Buy Nuvama Wealth Ltd for the Target Rs 1,860 by Motilal Oswal Financial Services Ltd
Steady growth business with attractive valuations
Robust flows in wealth management; asset services see a new peak
* Nuvama Wealth (NUVAMA) is a diversified play on multiple emerging themes in the capital market ecosystem, with a robust presence in UHNI Wealth Management, midsegment Wealth Management, Custody & Clearing, and IE&IB businesses. Its AMC businessis at a nascent stage with laid a strong foundation.
* Under the wealth segment (~31% of FY26 revenue), robust flows (16% of FY25 opening AUM), rising tilt toward MPIS (60% of new money), a sharper RM model, early use of GenAI-led advisory tools, and improving retention with steady costs will drive the revenue momentum. Operational efficiency with scale will lead to margin expansion of ~200bp over FY26-28.
* Nuvama Private (~24% of FY26 revenue) is witnessing strong flow momentum (INR141b in FY26 excl. heldaway assets), backed by a high-touch UHNI platform of over 140 RMs, a rapidly growing ARR base, a deeper offshore presence, and strong syndication capabilities. We expect a 20% revenue CAGR and ~150bp margin expansion over FY26-28, supported by steady traction in fixed income, structured products, real estate syndication, and improving RM productivity as ARR share rises.
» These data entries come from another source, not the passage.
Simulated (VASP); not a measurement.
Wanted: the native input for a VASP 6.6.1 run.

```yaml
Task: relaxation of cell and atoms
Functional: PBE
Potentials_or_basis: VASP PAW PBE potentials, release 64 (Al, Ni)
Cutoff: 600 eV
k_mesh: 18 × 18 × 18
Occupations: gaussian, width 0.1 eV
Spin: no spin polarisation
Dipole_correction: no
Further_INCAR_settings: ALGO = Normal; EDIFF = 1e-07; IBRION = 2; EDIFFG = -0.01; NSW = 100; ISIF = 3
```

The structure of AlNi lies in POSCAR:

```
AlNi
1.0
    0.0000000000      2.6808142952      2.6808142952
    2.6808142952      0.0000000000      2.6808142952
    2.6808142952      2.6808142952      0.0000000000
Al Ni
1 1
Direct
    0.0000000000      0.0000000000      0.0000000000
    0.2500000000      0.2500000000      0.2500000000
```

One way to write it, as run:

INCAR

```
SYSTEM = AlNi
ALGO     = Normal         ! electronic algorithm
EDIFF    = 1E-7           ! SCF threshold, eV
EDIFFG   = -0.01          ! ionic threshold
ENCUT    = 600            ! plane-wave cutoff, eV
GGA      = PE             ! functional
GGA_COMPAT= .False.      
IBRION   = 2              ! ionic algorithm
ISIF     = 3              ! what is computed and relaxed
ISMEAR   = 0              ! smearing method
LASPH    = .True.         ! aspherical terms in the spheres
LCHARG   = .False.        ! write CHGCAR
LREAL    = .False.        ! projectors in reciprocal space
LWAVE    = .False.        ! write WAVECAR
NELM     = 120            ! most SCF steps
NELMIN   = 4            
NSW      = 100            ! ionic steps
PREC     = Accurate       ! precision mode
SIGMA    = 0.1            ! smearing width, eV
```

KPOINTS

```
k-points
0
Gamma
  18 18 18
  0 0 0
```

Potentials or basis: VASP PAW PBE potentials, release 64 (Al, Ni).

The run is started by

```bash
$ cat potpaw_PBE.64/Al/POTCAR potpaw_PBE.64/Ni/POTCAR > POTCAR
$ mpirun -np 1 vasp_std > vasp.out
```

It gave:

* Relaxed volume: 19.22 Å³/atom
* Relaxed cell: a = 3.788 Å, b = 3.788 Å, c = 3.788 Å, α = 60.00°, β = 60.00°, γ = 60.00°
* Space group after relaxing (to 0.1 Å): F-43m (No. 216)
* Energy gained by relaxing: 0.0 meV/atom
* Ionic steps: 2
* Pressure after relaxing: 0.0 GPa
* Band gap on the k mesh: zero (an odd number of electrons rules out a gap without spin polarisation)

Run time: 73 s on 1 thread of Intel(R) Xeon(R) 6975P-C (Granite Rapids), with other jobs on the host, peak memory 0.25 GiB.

* The Capital Markets & Asset Services segment (~43% of FY26 revenues) is poised for a steady rebound, with Asset Services achieving a new revenue peak in 4QFY26 after getting impacted by a client exit episode during the year. IE and IB segments are in a slowdown phase and are likely to be impacted by reduced institutional brokerage rates and slow IPO activity, while fixed-income activity remains steady. Supported by disciplined CIR and rising cross-platform flows, we expect ~15% revenue CAGR over FY26-28, with operating margins stable at ~63% during FY26-28.
* NUVAMA’s AMC & Alternates platform, strategically important but currently lossmaking, is in a phase of scaling up.
* Overall, we expect NUVAMA’s revenue/PAT to post growth of 18%/19% over FY26- 28. The stock is currently trading at one of the cheapest valuations in the capital market ecosystem at FY28E P/E of 19x, making it an attractive bet. We reiterate our BUY rating on the stock with a one-year (SoTP-based) TP of INR1,860, implying a target FY28E P/E multiple of 24x.
Strong industry tailwinds for wealth management
* India is adding millionaires at one of the fastest rates globally, driven by entrepreneurship, market-led wealth creation, and business exits—fueling demand for advisory, family office, estate planning, and refined products.
* Rising income, digital KYC, seamless onboarding, and SIP adoption expanded the investor base beyond HNIs, with participation from Tier-2/3 cities.
* Investors are increasingly seeking customized portfolios—including multiasset, goal-based, structured products, passive/index funds, ETFs, smart beta, and ESG—driving firms to broaden product offerings.
* Digital platforms, AI, and machine learning are transforming wealth management by improving client engagement and operational efficiency.
* SEBI reforms, including RIA norms, AIF regulations, disclosures, investor protection, and digital KYC, have boosted trust and formal participation, supporting long-term industry growth.
* India is expected to contribute the maximum to global financial wealth among all emerging markets (USD2t as per BCG 2026 Global Wealth report), giving visibility for the strong opportunity for wealth managers going ahead.
Valuation and view
* NUVAMA’s multi-engine model—anchored by stable annuity streams in Asset Services, cyclical but high-operating-leverage Capital Markets, and structurally compounding Wealth and Private platforms—supports a steadily improving earnings profile over FY26-28.
* The shift toward higher-quality, recurring revenue (ARR, clearing, custody, advisory) and disciplined CIR across segments strengthens confidence in margin durability despite market-linked volatility. While the AMC/Alternates business remains in an investment phase, it offers meaningful optionality through AUM scale-up, private-market monetization, and the forthcoming AMC license.
* Considering the MTM impact on wealth management AUM due to volatile equity market conditions, along with a slowdown in the IE-IB business, we have cut our PAT estimates by 4% each for FY27/FY28.
* Overall, we expect NUVAMA’s revenue/PAT to post growth of 18%/19% over FY26-28. The recent regulatory changes – STT hike on F&O, leverage tightening for securities lending activities, and borrowing restriction for proprietary trading – are not expected to impact the earnings significantly. However, there may be a second-order volume impact.
* The stock is currently trading at one of the cheapest valuations in the capital market ecosystem at a P/E of 19x FY28E EPS, making it an attractive bet. We reiterate our BUY rating on the stock with a one-year (SoTP-based) TP of INR1,860, implying target FY28E P/E multiple of 24x.